Usually when subjects like this are covered, only the “believer” side is presented, presumably because this results in higher ratings. If the skeptical side is included at all, it is often in a token out-of-context way, so that they can claim “balance”, while in reality promoting the believer viewpoint. An example would be the way ABC abused James Randi on their recent disgraceful “John of God” segment. ABC did no credit to itself on that item.
However, Jennings has in the past shown himself to be a journalist of integrity. In particular, I remember his special a year or so ago, where he debunked the more hysterical claims about the club drug Ecstasy. After this program, Jennings was accused by the Republican politician Mark Souder, of lacking moral compass. (Funny, I thought a moral compass would point you to telling the truth. Perhaps that’s why I’m not a Republican.) Anyway, with Jennings in charge, I had high hopes for this program, and in the main I wasn't disappointed. The program made an honest attempt to express the skeptical viewpoint. The UFO eyewitnesses and “alien abductees” were allowed to tell their stories with dignity and without any attempt to ridicule them, which is how it should be. But in virtually all cases an alternative natural explanation was offered.

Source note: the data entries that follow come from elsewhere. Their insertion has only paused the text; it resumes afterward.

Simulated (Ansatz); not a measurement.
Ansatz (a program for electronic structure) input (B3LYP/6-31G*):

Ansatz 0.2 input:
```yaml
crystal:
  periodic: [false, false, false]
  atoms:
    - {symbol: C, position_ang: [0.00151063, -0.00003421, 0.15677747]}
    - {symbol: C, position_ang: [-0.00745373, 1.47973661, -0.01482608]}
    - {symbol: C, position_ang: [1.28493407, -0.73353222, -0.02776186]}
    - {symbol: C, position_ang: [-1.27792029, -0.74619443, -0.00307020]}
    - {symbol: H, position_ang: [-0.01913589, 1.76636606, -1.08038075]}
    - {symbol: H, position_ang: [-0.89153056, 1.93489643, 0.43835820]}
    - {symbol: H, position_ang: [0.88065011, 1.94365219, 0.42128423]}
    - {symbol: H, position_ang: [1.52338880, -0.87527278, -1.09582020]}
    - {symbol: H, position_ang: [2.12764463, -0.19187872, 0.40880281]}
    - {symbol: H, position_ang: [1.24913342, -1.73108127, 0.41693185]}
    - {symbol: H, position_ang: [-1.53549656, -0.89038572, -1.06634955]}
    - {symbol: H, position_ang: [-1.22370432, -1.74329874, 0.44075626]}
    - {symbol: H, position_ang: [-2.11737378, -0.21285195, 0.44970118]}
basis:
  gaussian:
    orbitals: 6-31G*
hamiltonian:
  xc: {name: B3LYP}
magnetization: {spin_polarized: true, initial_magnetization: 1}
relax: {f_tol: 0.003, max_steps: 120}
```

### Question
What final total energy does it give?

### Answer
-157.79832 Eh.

It wasn’t prefect. The “Project Blue Book” segment gave a little too much credibility to the one scientist on the team who ended up believing in ET. Some of the “gee wiz” eyewitness accounts were allowed to stand without a direct counterpoint. But the general weaknesses of eyewitness accounts were explored. Neil deGrasse Tysen, Director of the Hayden Planetarium, explained that although most people in a court of law would view eyewitness evidence as strong, in the “court of science” eyewitness evidence is the lowest form of evidence. Michael Shermer was also there to explain that eyewitness accounts are unreliable.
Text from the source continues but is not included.